Now here is the problem: some of the numbers we're pasting have spacing between the digits. When we remove the white spaces, Excel change the cell format to 'standard' and turn the text into the 2.42805E+11 format.
BUT: this only happens when the text is copied from some sources. If a paste a number copied from a textbox, everything turn out fine when we edit the spaces. If we copy the exact same number from a web page, Excel change cell format.
I thought copy-paste would be copy-paste, but obviously some formating or something gets along on the ride.
Does anyone know what causes this, or know have to get Excel to stop being "smart" with the formating?
EDIT: I found a somewhat peculiar solution to this. I recorded a macro that uses the 'Paste Special' function with text as parameter, and overrided ctrl-v with it (in that particular spreadsheet). Works like a charm! Feels a bit "hacky", though. Can anyone think of a scenario where this will backfire?

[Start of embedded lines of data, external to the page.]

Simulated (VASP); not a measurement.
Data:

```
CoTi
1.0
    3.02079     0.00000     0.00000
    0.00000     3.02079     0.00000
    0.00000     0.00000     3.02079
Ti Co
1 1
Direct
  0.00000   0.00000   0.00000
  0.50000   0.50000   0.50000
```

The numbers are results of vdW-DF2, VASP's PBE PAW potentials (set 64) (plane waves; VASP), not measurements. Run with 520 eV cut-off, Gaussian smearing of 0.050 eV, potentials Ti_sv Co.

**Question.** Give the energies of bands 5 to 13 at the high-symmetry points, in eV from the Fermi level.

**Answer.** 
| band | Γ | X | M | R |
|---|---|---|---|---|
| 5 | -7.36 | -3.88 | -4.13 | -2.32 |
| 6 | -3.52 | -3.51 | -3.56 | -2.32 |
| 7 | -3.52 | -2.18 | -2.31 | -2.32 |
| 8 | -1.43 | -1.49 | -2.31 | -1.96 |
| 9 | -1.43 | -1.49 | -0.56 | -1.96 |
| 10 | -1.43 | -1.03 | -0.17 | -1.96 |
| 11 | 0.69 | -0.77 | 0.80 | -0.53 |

Copy-paste in windows retains formatting. One way to get rid of the formatting is to paste the text into e.g. notepad first, then select and copy it again. This loses any copied formatting.
Try using the Edit Paste Special command, it will give you some controls to choose what to do with the data.
For a taste of the complexity of what is really going on underneath, look in MSDN about Clipboard Formats. In short, it isn't all Excel's fault...
A common user trick copying data out of excel is to paste it into Notepad and cut it back to the clipboard, which flattens all the formatting down to plain text. It won't help you for pasting data into Excel, however.